To help teach the skill of abstracting in Math students are given “word puzzles” which ultimately lead to a single “right” answer. The students are required to work out how to put the data from question together correctly the find the solution. These types of problems in Math can lay a poor groundwork for teaching Operations Research and (to some extent) Statistics.
One major issue with these types of questions is that the word puzzle often appears to be put in the context of the “real world” but the problem is really what a colleague calls “applicable math” rather than “applied math”. The distinction he draws is that “applied math” should start from a real problem some industry of business faces. “Applicable math”, on the other hand is the archetypal nail constructed for the particular hammer being taught. The math problem is devised first then some context is imagined to set the problem in the “real world”.
Some examples of “applicable math” I have seen include a BMX rider travelling along a linear path then following a parabola (why!). A farmer wanting to maximise the grass area contained by a fixed amount of fencing (what does he do with the rest of the grass?). A woman (of course!) maximising ‘taste’ when choosing how much ice cream and snack bars to eat for dessert (huh?). No wonder students have trouble abstracting. How can students develop intuition when the problem situations presented are counter-intuitive!
Of course finding a real-world context that exactly fits the math we want to teach is hard. And often these contexts spawn models that are much bigger and more complex than we could use. If math application seems purposeless, the students will see the underlying math as pointless.
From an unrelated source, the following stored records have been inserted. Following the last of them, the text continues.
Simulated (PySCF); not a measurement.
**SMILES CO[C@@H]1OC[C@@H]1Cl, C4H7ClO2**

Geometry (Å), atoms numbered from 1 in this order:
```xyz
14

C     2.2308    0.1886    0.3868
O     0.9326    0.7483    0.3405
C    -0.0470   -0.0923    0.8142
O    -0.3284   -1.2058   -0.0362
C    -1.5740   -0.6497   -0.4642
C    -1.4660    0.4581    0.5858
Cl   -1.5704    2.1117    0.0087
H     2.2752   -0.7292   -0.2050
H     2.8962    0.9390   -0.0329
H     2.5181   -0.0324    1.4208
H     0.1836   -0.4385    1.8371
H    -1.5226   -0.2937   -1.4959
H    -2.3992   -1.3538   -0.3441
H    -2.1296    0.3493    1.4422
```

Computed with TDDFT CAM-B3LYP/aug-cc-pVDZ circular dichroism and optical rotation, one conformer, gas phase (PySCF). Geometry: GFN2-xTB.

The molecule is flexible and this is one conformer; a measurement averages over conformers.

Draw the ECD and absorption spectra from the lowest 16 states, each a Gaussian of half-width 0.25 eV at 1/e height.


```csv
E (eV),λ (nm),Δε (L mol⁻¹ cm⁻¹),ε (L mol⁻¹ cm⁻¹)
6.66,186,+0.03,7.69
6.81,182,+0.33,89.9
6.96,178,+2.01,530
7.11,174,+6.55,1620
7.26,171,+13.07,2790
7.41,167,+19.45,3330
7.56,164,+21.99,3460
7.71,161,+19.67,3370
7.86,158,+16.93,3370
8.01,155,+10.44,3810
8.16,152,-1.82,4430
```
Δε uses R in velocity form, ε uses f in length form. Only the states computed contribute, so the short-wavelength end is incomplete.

In statistics students might be expected to apply a line fitting or regression to six data points collected from friends comparing their height with their shoe size. I have no problem with illustrating techniques on small data sets or with small examples – but don’t pretend anyone would do this in practice, or that the results will have meaning. Better to collect enough data to enable the results to have some validity, select a small subset of data to illustrate the underlying math, then show results for the full sample. (And whatever you do, don’t claim that height causes shoe size – we all know its the other way around!)
Dr Shane Dye – Guest Blogger
5 Comments
I recall a ridiculous example of inappropriate-applicable-math coming from a “write an equation for the tangent line” problem in an intro calculus textbook. The trouble is the word problem narrative had a spaceship was travelling along the path described by a cubic polynomial, with the tangent line was supposed to be the path followed by an object tossed overboard at one moment. Such an object would go on a tangent line, all right, but what spacecraft would fly a cubic polynomial path?
Another was from an old probability-and-statistics book which presented a question about given the probability of a transistor failing of (something not very near zero), what was the chance of at least two out of the five transistors in a radio failing … which certainly made sense in the original context, when it was unquestionably about the probability of vacuum tubes failing. (A five-tube design was common enough for radios to be credible, and their failure rate was high enough for this to make sense as a binomial distribution problem.)
What irks me most about these types of examples is that the underlying concept or analysis has appropriate interesting and realisitic examples that could be used. How many students do we turn off by perpetuating such examples?
Or am I being too harsh? Many of us clearly see past them and persist.
The other big danger here is that when we pose unrealistic story problems, we teach students not to bother sanity-checking their work – which is one of the most powerful quality checks around.
[…] colleague wrote a guest post about “applicable mathematics” which he separates from “applied mathematics”. Applicable maths appears when teachers make up […]
I remember one problem in which the protagonist’s spa bath was heating at an exponentially increasing rate, and we were asked to figure out how long it would take to reach his preferred temperature.
I can think of one or two rather contrived scenarios where that could happen, but all of them would lead to me running for the hills as fast as possible.